I have seen many desk sets on the Columbo the classical/original episodes.

I always wonder which ones are fitted with dip pens; fountains pens with converter/cartridges, which were placed on the desk set stem to play the role of a cap; or ballpoints?

 

It would be helpful if FPN members from the U.S would share their experiences of offices and desks essentials for that era 1968-1978.

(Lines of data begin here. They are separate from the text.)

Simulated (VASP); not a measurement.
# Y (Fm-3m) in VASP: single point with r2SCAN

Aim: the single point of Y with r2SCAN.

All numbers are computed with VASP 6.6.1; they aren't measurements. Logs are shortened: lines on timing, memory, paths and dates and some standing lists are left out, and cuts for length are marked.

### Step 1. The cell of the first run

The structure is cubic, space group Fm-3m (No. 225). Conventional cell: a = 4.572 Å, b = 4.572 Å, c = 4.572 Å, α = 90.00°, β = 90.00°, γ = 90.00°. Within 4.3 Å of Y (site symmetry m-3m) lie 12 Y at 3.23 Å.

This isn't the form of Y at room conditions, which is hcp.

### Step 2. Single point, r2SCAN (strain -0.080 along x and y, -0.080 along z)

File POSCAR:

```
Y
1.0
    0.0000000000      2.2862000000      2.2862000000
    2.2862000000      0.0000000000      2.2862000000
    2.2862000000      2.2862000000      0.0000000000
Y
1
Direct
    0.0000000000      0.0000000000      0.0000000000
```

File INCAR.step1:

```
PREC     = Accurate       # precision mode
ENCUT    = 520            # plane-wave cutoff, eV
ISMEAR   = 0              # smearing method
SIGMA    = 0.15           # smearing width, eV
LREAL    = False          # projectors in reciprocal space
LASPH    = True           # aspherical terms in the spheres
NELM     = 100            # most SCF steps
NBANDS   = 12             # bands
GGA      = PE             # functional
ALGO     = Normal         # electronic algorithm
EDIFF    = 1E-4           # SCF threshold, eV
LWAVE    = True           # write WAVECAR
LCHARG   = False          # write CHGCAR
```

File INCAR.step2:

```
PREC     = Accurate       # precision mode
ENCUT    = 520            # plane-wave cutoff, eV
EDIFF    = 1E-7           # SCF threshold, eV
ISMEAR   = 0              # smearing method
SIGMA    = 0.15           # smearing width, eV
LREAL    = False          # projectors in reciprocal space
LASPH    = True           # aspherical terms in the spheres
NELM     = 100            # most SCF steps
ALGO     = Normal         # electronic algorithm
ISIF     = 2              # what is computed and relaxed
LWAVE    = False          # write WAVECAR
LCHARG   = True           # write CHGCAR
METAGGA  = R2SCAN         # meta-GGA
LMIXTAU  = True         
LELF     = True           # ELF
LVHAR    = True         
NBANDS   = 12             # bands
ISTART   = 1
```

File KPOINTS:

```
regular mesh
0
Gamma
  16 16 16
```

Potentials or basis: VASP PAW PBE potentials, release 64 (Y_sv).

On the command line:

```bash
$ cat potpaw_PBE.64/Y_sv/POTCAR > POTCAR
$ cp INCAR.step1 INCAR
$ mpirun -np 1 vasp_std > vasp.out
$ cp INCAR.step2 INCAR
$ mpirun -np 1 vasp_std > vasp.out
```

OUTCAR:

I've also wondered this while watching Columbo, along with admiring the architecture. Haven't taken much notice while watching Mad Men, but I got excited when a boxed Leica M2 became a minor plot point.

 

My only experience with dip pens was watching my mother, an illustrator, using Speedball pens. Recently, she gifted me a Pelikan drafting set for architecture school, but while we still do a fair amount of hand-drafting during the initial design process, presentation drawings are all digital. No real need to ink process drawings.

 

I'll also chime in and say that as recently as the early 90s, my school had the old style tables with the inkwell holders. Thinking back, I'd put them at 40s or 50s vintage. Desks aren't exactly a cheap item to replace.

 

On an otherwise unrelated note, the whole building at that time was an interesting piece of architectural archaeology. There were very few dropped ceilings, so new pipes, sprinklers, cables, etc were hanging out of the original plastic ceiling. I had a job running Ethernet cables there one summer, and we mostly zip-tied things to existing pipes.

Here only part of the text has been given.